Louvre Abu Dhabi Public Unveiling Set For November

The Louvre Abu Dhabi has announced that they are to open their doors to the public in November, in the first Louvre-branded museum outside Paris. The permanent galleries will cover art and artifacts from the earliest Mesopotamian civilisations to the present day.

“At a time when culture is under attack… this is our joint response.”

It has taken over a decade in the making and is five years behind schedule but the project designed by Pritzker Prize-winning architect Jean Nouvel will now open to the public. The museum will host 23 permanent galleries.

Works on loan to the gallery include Leonardo da Vinci’s La Belle Ferronnierefrom the Louvre and Vincent van Gogh’s self-portrait from the Musee d’Orsay in Paris. The “museum city” is reminiscent of an Arab medina, enveloped by a part arabesque, part futuristic silvery dome that lets in the light in patterns mimicking leaves of the palm trees of the Gulf.

The planned opening comes a decade after France and the UAE agreed on a 30-year partnership worth US$1.1 billion under which many top French museums will loan art to Abu Dhabi. French President Emmanuel Macron is expected to attend the inauguration of the museum, which had originally been scheduled to open in 2012. The “complex, ambitious project”, in the words of museum director Manuel Rabate, has faced delays in funding and construction.

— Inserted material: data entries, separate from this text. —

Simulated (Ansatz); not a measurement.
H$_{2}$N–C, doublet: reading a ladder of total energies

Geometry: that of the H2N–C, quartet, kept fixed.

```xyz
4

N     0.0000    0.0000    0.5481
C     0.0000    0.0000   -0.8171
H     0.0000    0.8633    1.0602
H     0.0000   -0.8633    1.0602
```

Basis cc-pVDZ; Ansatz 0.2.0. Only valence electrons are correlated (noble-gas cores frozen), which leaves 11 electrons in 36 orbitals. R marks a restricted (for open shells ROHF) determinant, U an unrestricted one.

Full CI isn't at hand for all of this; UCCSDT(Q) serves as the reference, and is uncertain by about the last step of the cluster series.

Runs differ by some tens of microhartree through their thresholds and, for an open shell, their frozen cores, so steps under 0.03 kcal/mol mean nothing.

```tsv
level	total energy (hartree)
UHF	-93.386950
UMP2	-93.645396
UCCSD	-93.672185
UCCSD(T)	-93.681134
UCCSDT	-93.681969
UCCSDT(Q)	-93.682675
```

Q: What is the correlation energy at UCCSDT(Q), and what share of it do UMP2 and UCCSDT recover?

The Louvre Abu Dhabi is part of “a major cultural strategy” to promote the city as a patron of the arts in a region increasingly focused on soft power. About 5 per cent of the overall museum will be dedicated to contemporary and modern art. The rest focuses on telling the story of world histories and religions. In the gallery of world religions, a sixth century Koran, a gothic Bible and a Yemeni Torah face each other, open to verses that give similar accounts. To send that message of tolerance is really important for our time.

The Louvre Abu Dhabi is said to have cost funders over one billion euros, including 400 million euros to carry the Louvre name.